The Canadian Radio-television and Telecommunications Commission (CRTC) announced a bold move to foster wireless competition: it will regulate certain wholesale rates that Bell, Rogers, and Telus charge smaller carriers. The interim rates are effective today, but the regulator is requiring the incumbents to file final proposed rates by November 4, 2015.
It started one-and-a-half years ago: following complaints of unjust discriminatory practices against smaller wireless players, the CRTC announced that it would examine wholesale roaming rates. Half a year later, it announced the ban of exclusivity clauses in roaming agreements and capped the rates.
Seven months ago, the regulator launched hearings aimed to scan the country’s wholesale wireless market. It took seven long months, but today the CRTC released its recommendations on the matter.
“With more than 28 million subscribers, the wireless sector is of tremendous importance to Canada’s economy. Innovation that leverages the use of wireless networks now forms part of our daily life and the important role of wireless technology increases each and every day. With microcomputers that fit in our palm, pocket or purses, we can do our banking, check up on our kids or elderly parents, apply for jobs, register for Government services or stay in contact with our friends, co-workers or clients. The measures that we are putting in place today in the wireless market will ensure that Canadians continue to have more choice as well as innovative high-quality services,” said Jean-Pierre Blais, Chairman of the CRTC.

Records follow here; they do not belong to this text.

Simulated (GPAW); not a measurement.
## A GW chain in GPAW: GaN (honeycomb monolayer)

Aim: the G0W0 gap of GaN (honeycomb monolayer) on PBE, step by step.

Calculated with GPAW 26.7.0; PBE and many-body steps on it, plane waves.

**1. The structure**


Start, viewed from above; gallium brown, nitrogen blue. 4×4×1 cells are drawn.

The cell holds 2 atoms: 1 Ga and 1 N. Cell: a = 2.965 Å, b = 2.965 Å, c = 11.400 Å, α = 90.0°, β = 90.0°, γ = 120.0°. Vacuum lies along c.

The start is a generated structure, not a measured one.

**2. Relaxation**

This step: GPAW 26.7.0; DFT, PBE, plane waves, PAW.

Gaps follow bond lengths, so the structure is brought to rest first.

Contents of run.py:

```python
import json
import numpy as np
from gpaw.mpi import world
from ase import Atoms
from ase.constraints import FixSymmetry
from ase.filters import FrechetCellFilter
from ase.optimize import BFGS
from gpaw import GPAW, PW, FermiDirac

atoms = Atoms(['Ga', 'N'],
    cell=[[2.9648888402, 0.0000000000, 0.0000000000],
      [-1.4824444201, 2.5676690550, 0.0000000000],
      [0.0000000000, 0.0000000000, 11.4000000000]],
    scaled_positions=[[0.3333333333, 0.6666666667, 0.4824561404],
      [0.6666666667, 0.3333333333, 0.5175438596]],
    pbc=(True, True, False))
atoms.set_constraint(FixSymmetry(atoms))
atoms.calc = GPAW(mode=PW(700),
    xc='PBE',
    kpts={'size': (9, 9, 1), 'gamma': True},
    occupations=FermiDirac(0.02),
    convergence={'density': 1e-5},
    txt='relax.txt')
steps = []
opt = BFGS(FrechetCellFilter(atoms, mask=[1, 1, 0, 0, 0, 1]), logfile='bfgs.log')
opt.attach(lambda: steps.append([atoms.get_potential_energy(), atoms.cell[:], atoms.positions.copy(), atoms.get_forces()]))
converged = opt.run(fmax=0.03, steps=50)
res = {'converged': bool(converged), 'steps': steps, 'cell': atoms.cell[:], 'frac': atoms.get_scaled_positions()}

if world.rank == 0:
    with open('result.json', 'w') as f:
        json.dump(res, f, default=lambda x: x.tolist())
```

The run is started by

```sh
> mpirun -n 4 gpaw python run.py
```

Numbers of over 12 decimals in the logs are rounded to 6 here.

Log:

When the CRTC imposed the — temporary — wholesale roaming cap, the regulator didn’t consider important aspects of such a ruling. While this was a great step forward for many smaller players negotiating deals with incumbents, it turned against them in scenarios when the incumbents negotiated agreements with them in areas where local players had better network coverage (consider SaskTel, MTS and Videotron). These two carriers have contacted the CRTC and said the roaming rules need some fine tuning, as the rules are hurting their business in their current form, hence killing competition.
Today’s ruling aims to solve this matter and foster wireless competition in the country. It will do that by recommending that the government repeal the roaming caps (introduced earlier) that remain in place. Also, it aims to take action to reduce the roadblocks that MVNO (mobile virtual network operators) face.